Petitioner's seventh claim is that trial counsel and appellate counsel were ineffective by failing to raise sufficiency of the evidence and to preserve this argument on appeal. (Rec. Doc. No. 1, at 4.) This argument is substantially similar to petitioner's fourth claim, and we will reject it for the reasons we have already stated.

Petitioner's eighth claim is that trial counsel was ineffective for failing to argue that the stop of the vehicle violated petitioner's Fourth Amendment rights. (Rec. Doc. No. 1, at 4.) Specifically, he argues that his trial counsel, Ms. Arriaga, was not present on the day his suppression motion was argued. (Id.) Rather, a fill-in lawyer, Ms. Thompson, argued the motion and she was "completely unprepared and clueless as to the facts" of the stop. (Id.) He further states that "[t]rial counsel who was not available to argue this issue should have asked for a continued hearing date rather than have a clueless, substitute fill in." (Id.)

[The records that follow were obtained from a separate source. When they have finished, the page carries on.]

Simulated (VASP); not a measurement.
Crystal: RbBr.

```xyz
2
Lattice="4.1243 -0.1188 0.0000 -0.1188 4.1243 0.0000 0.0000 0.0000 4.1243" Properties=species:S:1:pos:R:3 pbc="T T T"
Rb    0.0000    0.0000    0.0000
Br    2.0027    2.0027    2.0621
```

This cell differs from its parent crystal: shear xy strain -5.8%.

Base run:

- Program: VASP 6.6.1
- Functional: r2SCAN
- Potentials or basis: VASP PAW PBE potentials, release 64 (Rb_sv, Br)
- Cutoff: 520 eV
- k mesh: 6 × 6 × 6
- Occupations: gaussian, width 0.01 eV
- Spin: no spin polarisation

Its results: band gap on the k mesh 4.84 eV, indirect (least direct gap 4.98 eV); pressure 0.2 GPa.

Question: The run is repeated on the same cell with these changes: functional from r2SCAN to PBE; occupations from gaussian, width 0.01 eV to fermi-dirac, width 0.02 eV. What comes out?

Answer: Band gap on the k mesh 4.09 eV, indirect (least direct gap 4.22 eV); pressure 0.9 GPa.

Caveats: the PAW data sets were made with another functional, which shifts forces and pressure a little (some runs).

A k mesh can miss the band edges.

We have reviewed the transcripts and note that petitioner is correct that a substitute attorney from the public defender's office represented petitioner for his suppression motion. (Rec. Doc. No. 7-17, at 4-11.) Although petitioner objected to this representation, he was given an opportunity to request that the hearing be postponed until Ms. Arriaga was available. (Id.) Yet, he was unwilling to do so because he did not want to waive the period of time for the purposes of his speedy trial rights under Rule 600. (Id.) Thus, petitioner could have had Ms. Arriaga represent him at the hearing but he was unwilling to request a continuance. In other words, he wanted to have his cake and eat it too because he wanted his counsel to be prepared yet he did not want a continuance in order to allow that to happen.

Furthermore, as for the merits of petitioner's argument, he points to no specific example of ineffectiveness with respect to the vehicle stop. Petitioner's main point of contention appears to be the fact that the stop was effected without either a search or arrest warrant. (Rec. Doc. No. 1, at 4.) Yet, petitioner evidently does not understand that an investigatory stop may be made based on a reasonable suspicion that criminal activity may be afoot. Terry v. Ohio, 392 U.S. 1, 30 (1968). Similarly, the automobile exception to the Fourth Amendment's warrant requirement allows authorities to search a motor vehicle without a warrant when they have probable cause to believe that it contains evidence of a crime. Carroll v. United States, 267 U.S. 132 (1925). In the instant case, we believe that, based on the information from the confidential informant as well as law enforcement's independent investigation and corroboration of the informant's information, law enforcement had reasonable suspicion to conduct an investigatory stop of petitioner's vehicle. Once the evidence of petitioner's crimes was seen in plain view on the passenger seat of petitioner's vehicle, law enforcement clearly had probable cause to arrest petitioner and seize the evidence. In fact, considering the amount of evidence that law enforcement had when the stop was made, law enforcement likely had probable cause to stop and search the vehicle under the automobile exception prior to seeing the evidence in plain view. Therefore, we will reject petitioner's claim of ineffectiveness pertaining to the stop of the vehicle.

B. Fourth Amendment Claim

Petitioner also argues separately that the stop of his car violated his Fourth Amendment right against improper search and seizure. Although the merits of this claim are implicated by petitioner's ineffective assistance of counsel claim regarding the stop, we believe a claim that the stop itself violated the Fourth Amendment is not cognizable in a § 2254 petition. Petitioner raised this argument on direct appeal to the Pennsylvania Superior Court and the Pennsylvania Supreme Court and elected not to file an appeal to the United States Supreme Court. Where "the state has provided an opportunity for a full and fair litigation of a Fourth Amendment claim, a state prisoner may not be granted federal habeas corpus relief on the ground that evidence obtained in an unconstitutional search or seizure was introduced at his trial." Stone v. Powell, 428 U.S. 465, 494 (1976). Therefore, we find that this claim is not cognizable on habeas review and will deny it as such.

CONCLUSION

For the reasons we have discussed, we find that each of Ray's claims fail and will deny Ray's petition under § 2254.

ORDER

For the reasons set forth in the accompanying memorandum, NOW, THEREFORE, IT IS ORDERED THAT:

1. Petitioner Joseph Ray's motion under 28 U.S.C. § 2254 is DENIED. (Rec. Doc. No. 1.)

2. The clerk is directed to close the case file.

3. There is no basis for the issuance of a certificate of appealability.